The fortune cookie read, “you will find success this year.” Where will success be found? When will I find it? Will I find this “success” before the predicted end of the world next December? I don’t buy it. Any success worth finding is worth earning. This goes for all of us here at selfpublishing.com and it goes for all of the author/publishers that we’ll serve this year … and the next … and the next.
We learn at an early age that it takes trial and error to balance those wooden blocks to form the tower we imagine in our minds. It takes patience to mix just the right amount of sand with water to build the sand castle walls to protect the kingdom at the beach. Blocks fall. Waves crash. It’s not the end of the world.
Publishing your own book is not so dissimilar to building a wonderful sand castle for passersby to enjoy, take their picture by, and maybe even give you an attaboy or attagirl. But there will be waves.
It’s important to have the clearest picture of what you want your book to be when you start your publishing process. Some people check out our pricing matrix and—before typing a single word of their great American novel—start comparing printing prices on a book of 256 pages vs. a 400-page epic tome. Some folks take our Self Publishing Quiz http://www.selfpublishing.com/type/quiz/ and go over the possible budgets, before settling on which of their great ideas they want to flesh out into a book.
Good Advice from Aunt Ann and Uncle Steve
A few articles back I wrote about Robin Williams’ book on intermediate word processing. We’re all about providing you with educational resources and tools to help make your publishing experience easier on the sanity and hairline. Here are a couple of other great books to help those of you just getting started.
Ann LaMott’s Bird by Bird is a great roadmap to help any writer develop their routine and creativity. Ann suggests writing “a sh*tty first draft,” before getting too serious in the editing, tweaking and tuning of your manuscript. You have to have some idea where you’re going and the first draft can provide a first glance at how much—or how little—work there is to follow as you prepare to publish your work.
You can learn a lot from successful authors. Stephen King makes it’s easier than most by providing the keys to his method and madness in his half-memoir/half-instruction manual, On Writing. If you ever wondered how someone could be so prolific and never seem to run out of imaginative ideas, you’ll want to put On Writing on your winter reading list. What have you got to lose, except just about every plotting and outlining technique you’ve ever clung to?

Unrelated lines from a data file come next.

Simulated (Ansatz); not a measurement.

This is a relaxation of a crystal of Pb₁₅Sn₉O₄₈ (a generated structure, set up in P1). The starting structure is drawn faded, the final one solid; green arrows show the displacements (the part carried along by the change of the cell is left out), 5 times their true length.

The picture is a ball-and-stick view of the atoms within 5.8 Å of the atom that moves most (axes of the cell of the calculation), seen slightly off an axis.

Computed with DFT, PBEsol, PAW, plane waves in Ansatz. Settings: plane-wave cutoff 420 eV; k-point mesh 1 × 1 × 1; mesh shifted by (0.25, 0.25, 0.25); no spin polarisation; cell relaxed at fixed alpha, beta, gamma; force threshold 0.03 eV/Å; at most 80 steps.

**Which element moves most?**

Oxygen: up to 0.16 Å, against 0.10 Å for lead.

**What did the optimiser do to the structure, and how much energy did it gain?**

To help you continue your education about all things writing and publishing, we’ll be running a couple of series related to the writing process over the next couple months. Watch too for great marketing tips and peer-to-peer columns.
As you prepare to publish your first … or seventh book … set your eyes on the prize and continue to learn and test and challenge yourself. Plots will fall like blocks. Drafts will wash away as your manuscript evolves into your published, printed book. We are here to help at every step of the process.